Meet Lizzie McGuire, a well-mannered, typical 15-year-old who just graduated from junior high. Typical in that she’s strikingly beautiful, she’s going to Rome on a class trip and happens to meet an Italian teen pop star while she’s there. “The Lizzie McGuire Movie” easily can keep an audience’s attention, but how it does falls somewhere between being entertaining and being dumb.
After a disastrous junior high graduation, Lizzie, played by Hilary Duff, looks forward to leaving junior high and the country behind. After landing in Rome, she and her token platonic friend, Gordon (Adam Lamberg), decide to make each other a promise. They will have many adventures during her stay in Rome. Later we find that she does. He doesn’t.
Led by the hilariously cantankerous Miss Ungermeyer (Alex Borstein), Lizzie’s fast-talking principal with an in-your-face attitude, the group travels through Rome and on day two arrives at the Trevi Fountains.

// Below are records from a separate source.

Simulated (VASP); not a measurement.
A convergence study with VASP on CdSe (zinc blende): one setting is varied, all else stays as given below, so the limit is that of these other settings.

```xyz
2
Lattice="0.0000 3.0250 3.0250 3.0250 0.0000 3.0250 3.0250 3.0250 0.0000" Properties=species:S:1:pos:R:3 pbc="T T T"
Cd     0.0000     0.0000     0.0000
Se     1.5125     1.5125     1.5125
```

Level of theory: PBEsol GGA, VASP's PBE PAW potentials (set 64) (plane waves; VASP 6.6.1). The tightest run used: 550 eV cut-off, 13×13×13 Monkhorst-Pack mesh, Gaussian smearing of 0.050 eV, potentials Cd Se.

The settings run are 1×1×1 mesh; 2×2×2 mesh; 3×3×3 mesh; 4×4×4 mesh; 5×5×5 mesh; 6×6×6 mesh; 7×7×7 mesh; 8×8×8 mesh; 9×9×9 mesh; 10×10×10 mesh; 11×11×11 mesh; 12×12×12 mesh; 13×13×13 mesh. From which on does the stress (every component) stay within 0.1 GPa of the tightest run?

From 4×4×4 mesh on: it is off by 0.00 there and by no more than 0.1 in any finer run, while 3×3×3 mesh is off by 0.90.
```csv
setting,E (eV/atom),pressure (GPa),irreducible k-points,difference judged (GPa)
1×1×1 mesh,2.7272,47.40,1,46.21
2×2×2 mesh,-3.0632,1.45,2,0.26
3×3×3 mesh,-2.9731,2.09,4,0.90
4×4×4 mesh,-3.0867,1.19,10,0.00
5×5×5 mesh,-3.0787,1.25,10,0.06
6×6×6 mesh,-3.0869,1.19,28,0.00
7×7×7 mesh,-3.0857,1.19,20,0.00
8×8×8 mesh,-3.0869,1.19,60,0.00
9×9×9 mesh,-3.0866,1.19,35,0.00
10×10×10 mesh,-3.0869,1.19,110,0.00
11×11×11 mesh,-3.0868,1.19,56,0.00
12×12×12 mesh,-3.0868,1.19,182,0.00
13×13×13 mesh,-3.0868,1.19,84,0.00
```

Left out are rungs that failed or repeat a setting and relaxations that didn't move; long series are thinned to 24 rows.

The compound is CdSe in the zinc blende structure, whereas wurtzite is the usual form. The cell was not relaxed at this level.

Enter Paulo (Yani Gellman), a wildly popular, good-looking Italian teenage pop star. Paulo approaches Lizzie as she wanders around the Fountains with her class, and she instantly falls for him. He takes her on rides through the city every day, and wherever the pair goes fans recognize Lizzie as Paulo’s singing partner, Isabella (who is also played by Hilary Duff).
Isabella is out of the country, and since Lizzie bears such a striking resemblance to her, Paulo comes up with a brilliant idea: Lizzie should pose as Isabella and lip-synch on a televised performance.
This builds up toward an expectedly spectacular singing performance at the end with irritatingly catchy pop songs. Somehow Duff winds up singing alongside Duff, but the scene isn’t nearly as cute as in “The Parent Trap.”
The lesson of the movie is if you’re beautiful, wealthy and incredibly lucky, you might just wind up falling in love with or becoming a European pop star. This just isn’t the case. It’s easy to accept Lizzie’s naiveté, but maybe it shouldn’t be.
Lizzie’s conscience, represented by a cartoon, narrates part of the film. If she were a real girl, she would need a cartoon conscience to make the decisions she makes, for Lizzie’s head seems close to empty. Her world is steeped in materialism and egocentricity. When Lizzie’s nemesis Kate (Ashlie Brillault) recognizes a dress Lizzie wears as one she’d worn once before, she labels Lizzie the worst of the worst: an “outfit repeater.” Kate is even worse, according to Lizzie. She’s an “outfit rememberer.”
Duff has talent, presence and beauty, and “The Lizzie McGuire Movie” places her on the list of future pop/screen stars. She has great promise as a star, but the movie wants to make her a pop idol, perhaps the next Mandy Moore as a combined pop and movie star. But is another Mandy Moore necessary?
Despite its shortcomings, some parts of the movie shine. Miss Ungermeyer comes up with consistently entertaining insults.